With the Portégé R700, Toshiba packs a lot of performance into an astonishingly light, utterly portable notebook.


Toshiba Portégé R700

Toshiba knows a thing or two about notebook computers. It's been making them for a quarter-century, after all.

The company's Portégé series of elite business notebooks is built for power, versatility and durability. Toshiba markets the product family's newest entry, the Portégé R700, as "the world's lightest" 13.3-inch, full-performance ultraportable notebook. No arguments here.

End-User Advantages

My test unit featured Intel's latest Core i7 processor, 4 gigabytes of RAM, a 120GB solid-state drive (rather than a traditional hard drive) and a built-in DVD super-multidrive. It also had a host of expansion ports to accommodate nearly any peripheral imaginable.

The first thing users will notice is the notebook's small form factor. Depending on the configuration, the R700 can weigh as little as 3 pounds and measure 1 inch thick.

Equally remarkable are the notebook's 8.5-hour battery life and beautiful, vivid display. IT managers and users on the move no doubt will appreciate that they can run the device all day on a single charge.

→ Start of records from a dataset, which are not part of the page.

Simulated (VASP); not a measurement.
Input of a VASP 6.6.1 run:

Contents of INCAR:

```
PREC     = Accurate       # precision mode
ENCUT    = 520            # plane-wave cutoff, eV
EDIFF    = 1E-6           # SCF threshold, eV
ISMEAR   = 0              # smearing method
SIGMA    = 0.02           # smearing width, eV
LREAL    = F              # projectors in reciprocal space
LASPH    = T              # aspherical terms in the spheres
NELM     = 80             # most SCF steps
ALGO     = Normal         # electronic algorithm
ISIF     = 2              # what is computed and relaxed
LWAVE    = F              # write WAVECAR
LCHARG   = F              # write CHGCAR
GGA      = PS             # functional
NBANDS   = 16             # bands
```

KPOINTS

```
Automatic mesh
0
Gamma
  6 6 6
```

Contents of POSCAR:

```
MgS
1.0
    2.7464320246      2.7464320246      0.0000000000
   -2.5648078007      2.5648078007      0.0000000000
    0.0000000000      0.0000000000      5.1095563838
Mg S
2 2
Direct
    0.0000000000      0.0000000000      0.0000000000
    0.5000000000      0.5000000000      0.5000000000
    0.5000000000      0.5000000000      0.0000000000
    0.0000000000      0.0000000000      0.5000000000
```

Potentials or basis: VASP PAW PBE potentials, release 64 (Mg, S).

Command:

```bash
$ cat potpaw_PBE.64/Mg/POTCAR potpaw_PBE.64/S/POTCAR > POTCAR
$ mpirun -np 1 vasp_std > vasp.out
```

Toshiba also has incorporated a handy new feature called "Sleep-and-Charge," which allows MP3 players and cell phones to charge via the onboard USB ports even when the notebook is turned off.

Why It Works for IT

The Portégé R700 feels sturdy in the hand and appears to have a very rigid chassis, thanks to Toshiba's use of a magnesium alloy shell with a reinforced "honeycomb rib" structure inside. The solid-state drive in the model I tested further boosts the notebook's ruggedness, because SSDs are immune to the bumps inherent in mobile computing.

An accompanying docking port allows for easy connections to external peripherals and additional displays. The fingerprint reader is a nice touch and incorporates some handy extras, such as Internet Explorer integration (for entering passwords on websites).

Users who choose an i7-powered model will benefit from Intel's Active Management Technology, which allows network administrators to discover and inventory assets even when they aren't running. IT professionals are always looking for economical tools to help manage their workload, and nothing beats a free one to assist with these tasks.

In the past, I've been less than impressed with Toshiba's power cords, which had barrel connectors that sometimes broke off when plugged into a notebook. Happily, the cord accompanying the Portégé R700 features a sturdier connector.

Disadvantages

Toshiba has loaded the R700 with a fair amount of company-branded utilities, which can be a distraction. The Toshiba Bulletin Board software signaled that I had a new alert to read, but it took three clicks to see it because each click launched a new interface in a different program. This isn't a showstopper, however, because all PCs ship with custom utilities that can be stripped out if unneeded.

The notebook's included 30-day trial of Norton Internet Security also is frustrating. After just one week of use, I began receiving messages asking me to pay for a long-term subscription. It would be nice if manufacturers included longer trials with a new purchase.

Aside from these irritations, it seems Toshiba thought of nearly everything with the Portégé R700. It's nice to use a fully featured notebook with this much processing power and a weight comparable to (or lighter than) a netbook. The R700's exceptional battery life and rugged construction also are noteworthy.

If you're in the market for a 13.3-inch ultraportable, this notebook is worth much more than a glance.